Saturday, September 18, 2010

Are we really a Center Right Nation? Why there really is no squishy middle

In post on Murkowski and the GOP, I explain why I believe the country is actually must further right than popular opinion asserts.

I use the example of Fox to show that there is a huge silent majority out there that has been ignored.

But there is much evidence to support the idea that free markets have been so misrepresented and maligned for decades, mentioned only in education as an example of what is wrong in society, that a more aware population would find the ideas of markets a very appealing philosophical coat to wear.


Anecdotal evidence abounds. 20+ years in business tells me most people, including upper management, do not understand how free markets work or how to profitably operate in them. They distrust them rather than revel in them. Distrust is first and foremost a consequence of unfamiliarity.

Further, competition as a construct is maligned. Competition is not inherently the cut throat, unhelpful, selfish, unethical exercise the Left and academia has painted. Any successful small business person can tell you that. One does not prevail by bullying, overselling and inveigling oneself into the market.

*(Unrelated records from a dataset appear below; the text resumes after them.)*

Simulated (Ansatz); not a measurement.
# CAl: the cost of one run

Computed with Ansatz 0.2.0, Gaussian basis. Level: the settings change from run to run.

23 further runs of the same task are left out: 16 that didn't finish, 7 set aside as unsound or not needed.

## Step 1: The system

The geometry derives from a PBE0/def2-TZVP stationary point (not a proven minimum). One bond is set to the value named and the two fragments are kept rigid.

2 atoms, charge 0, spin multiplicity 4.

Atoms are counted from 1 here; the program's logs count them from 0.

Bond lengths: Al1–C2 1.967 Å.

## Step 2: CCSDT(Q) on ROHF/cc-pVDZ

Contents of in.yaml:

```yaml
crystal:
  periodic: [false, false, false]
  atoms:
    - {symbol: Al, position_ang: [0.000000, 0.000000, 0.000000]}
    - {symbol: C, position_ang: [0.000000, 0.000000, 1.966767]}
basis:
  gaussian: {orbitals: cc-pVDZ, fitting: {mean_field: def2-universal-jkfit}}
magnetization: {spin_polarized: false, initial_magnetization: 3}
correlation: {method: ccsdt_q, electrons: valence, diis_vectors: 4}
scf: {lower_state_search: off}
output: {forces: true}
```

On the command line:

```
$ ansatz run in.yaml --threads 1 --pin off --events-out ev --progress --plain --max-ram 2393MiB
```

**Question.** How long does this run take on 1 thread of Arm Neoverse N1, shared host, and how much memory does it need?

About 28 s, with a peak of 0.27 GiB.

On the contrary, organizations succeed in free markets because they are innovative, trustworthy and offer honest, ethical service for their price. That is competition. That is first and foremost self-enlightened actualization, not selfish greed.

Most reasonable adults identify with these precepts. They have just been taught the opposite. It doesn't take very long for the light to come on if they are offered the real alternative.

That is why I believe a 24/7 free market TV cable channel would prosper. The perception would be that it was moving the country to the right. It would not be. It would merely uncover what many people suspect was true all along. They have just not heard it in their lifetimes.  Fox for example, misses the articulation of free market responses to the topics of the day virtually every time.  There is no one at the table in any segment on any program.  Not even Beck fully goes there.

Oprah got fabulously rich in part by pushing self-determinant pop psychology and a sense of self-worth to middle class house wives. Thousands of books have been published in the last few decades. Tony Robbins is another example.

Those concepts, albeit in much more detail, form the precepts of free markets. They are antithetical to socialist and progressive agendas. People like Oprah only arrive at Progressivism because they have never been shown what that psychology inevitably implies in economical systems. Marxism intentionally denies those precepts. It is a denigration of personal choice and heroics. It is a class action.

I have wondered for years why a talk show host has not started where Oprah did, and batted the ball right through the stadium once and for all. For viewers, it would be like entering a room, and finally turning on the rest of the lights, only to discover the room is much larger than they had previously imagined.

1 comment:

  1. Amen. I'm a few millions dollars short, or I'd start one up myself. :-)

    The closest we have is John Stossel.

    Could you imagine a classical liberal network?

    I'm thinking of writing a book where each chapter deals with a different spontaneous social order -- demonstrating piecemeal the classical liberal world view, and ending with bringing it all together. I discuss on my blog the fact that spontaneous orders have all the same attributes as beauty.